Sitka Utility Director Christopher Brewton stands in front of the No. 4 diesel generator at the municipal complex on Jarvis Street this summer. The generator is running again, as Sitka tries to keep up with increased demand for electricity and low lake levels. (KCAW file photo by Ed Ronco)

Sitka | The city of Sitka fired up its diesel generator yesterday, to keep up with demand for electricity as the days get shorter and colder. The city uses diesel to supplement its hydropower, which has been a cheap source of energy, but one that’s in shorter and shorter supply.

When the diesel generator kicks in, so do the costs. In order to recover some of that money, the city imposes a surcharge on utility customers. But how that happens is about to change.

Right now, the surcharge kicks in when the City of Sitka uses more than $50,000 dollars’ worth of diesel fuel to make electricity. The amount of the surcharge is determined by taking the amount of diesel over $50,000 in a year, and dividing it by the number of kilowatt hours sold to customers in the same year.

The changes approved last night do two main things: Instead of the fuel surcharge kicking in after $50,000, it would kick in after whatever amount the city budgets for diesel. And instead of determining the surcharge based on annual usage, the city would use quarterly data.

“We’re projecting over the next six months we’re going to have to burn $1.5 million worth of diesel,” Utility Director Christopher Brewton said. “What we have done with this ordinance is we take that number, break it down on a monthly basis.”

From there, officials subtract the money already in the budget for fuel and whatever the state has chipped in to help and then look at how much power was used during the same quarter the year before.

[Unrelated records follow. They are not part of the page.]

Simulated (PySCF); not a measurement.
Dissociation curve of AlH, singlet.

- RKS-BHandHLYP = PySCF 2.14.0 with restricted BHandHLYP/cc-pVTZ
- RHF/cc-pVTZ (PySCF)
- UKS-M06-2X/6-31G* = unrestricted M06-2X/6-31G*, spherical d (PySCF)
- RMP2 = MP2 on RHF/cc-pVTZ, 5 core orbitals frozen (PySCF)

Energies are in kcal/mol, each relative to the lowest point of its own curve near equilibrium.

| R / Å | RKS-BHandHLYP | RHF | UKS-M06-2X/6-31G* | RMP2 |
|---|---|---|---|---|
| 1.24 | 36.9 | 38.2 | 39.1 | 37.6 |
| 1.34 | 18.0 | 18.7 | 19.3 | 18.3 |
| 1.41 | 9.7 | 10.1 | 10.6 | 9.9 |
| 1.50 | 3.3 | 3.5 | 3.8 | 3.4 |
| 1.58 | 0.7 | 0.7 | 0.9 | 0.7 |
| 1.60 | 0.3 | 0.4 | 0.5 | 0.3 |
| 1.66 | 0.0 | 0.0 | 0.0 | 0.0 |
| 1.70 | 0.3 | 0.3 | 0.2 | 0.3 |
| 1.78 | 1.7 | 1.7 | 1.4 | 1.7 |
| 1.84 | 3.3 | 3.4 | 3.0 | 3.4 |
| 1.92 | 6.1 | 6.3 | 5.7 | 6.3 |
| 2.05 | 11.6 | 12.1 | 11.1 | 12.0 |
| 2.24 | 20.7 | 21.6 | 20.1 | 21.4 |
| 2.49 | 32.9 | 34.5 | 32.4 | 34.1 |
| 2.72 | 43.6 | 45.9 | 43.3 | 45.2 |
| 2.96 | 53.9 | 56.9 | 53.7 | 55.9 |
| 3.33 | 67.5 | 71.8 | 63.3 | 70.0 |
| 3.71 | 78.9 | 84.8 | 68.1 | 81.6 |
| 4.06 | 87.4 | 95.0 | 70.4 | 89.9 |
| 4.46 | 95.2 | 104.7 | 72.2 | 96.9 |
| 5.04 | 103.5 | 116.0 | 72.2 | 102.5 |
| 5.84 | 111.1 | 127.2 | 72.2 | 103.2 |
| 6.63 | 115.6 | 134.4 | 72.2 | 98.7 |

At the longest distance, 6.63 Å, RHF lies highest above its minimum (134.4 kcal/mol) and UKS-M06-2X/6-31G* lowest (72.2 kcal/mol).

They divide one into the other, “and that comes up with what the fuel surcharge is per kilowatt hour,” Brewton said.

All right, so this is probably the part of the story where you’re wondering, how much? What are the bills going to look like?

Remember, the surcharge will be calculated quarterly, so let’s look at January and then April.

Information presented to the Assembly last night estimates that with a surcharge of about 1 cent per kilowatt hour in January, the average residential bill will go up about $14. In April, with a surcharge of about 2 cents per kilowatt hour, the average residential bill could go up about $26.

The increases in April are higher for commercial customers – about $31 – and lower for harbor customers, at about $15. There are other variations in there, too, for the Sawmill Cove Industrial Park, where customers could see nearly a $90 jump, and for governmental users, whose bills will go up about $30 in April.

Brewton said the process is used by other utilities, and he compared it to places where the electrical systems are tied together, and utility companies can buy electricity from one another.

“You don’t have enough of your own generation, so you go out on the market and you buy it, and you pass that cost through to the customer. That’s all we’re doing here,” he said. “But we’re doing it in a way that we hope we can give the customers the price signal up front, so they know what their power’s going to cost, and they have the ability to modify their behavior and consumption to try and eliminate the impacts of the higher cost of energy.”

In other words: a little warning, rather than being slapped with a surcharge at the end of the year. While all of this is going on, Sitka is working to expand its hydropower capacity. It’s well into a project to raise the Blue Lake dam, and it’s exploring the possibility of a hydropower project at Takatz Lake.

Assembly member Mike Reif pointed to projections that show Sitka having trouble by the year 2025 keeping up with demand for electricity, even with the expanded hydropower capacity at Blue Lake and Takatz Lake.

He told Brewton that all the money spent on new hydropower needs to be supported with conservation efforts on the parts of all Sitkans.

“And the Takatz project is a $300- to $400-million project that’s scary,” Reif said. “So conservation definitely has to be part of the solution. But it just goes to show we have a future that has some major, major energy obstacles to overcome.”

Brewton agreed, adding that the city “will be in this position again in the next 10 years.”

The new fuel surcharge structure was approved unanimously by the Assembly. It takes effect in 30 days.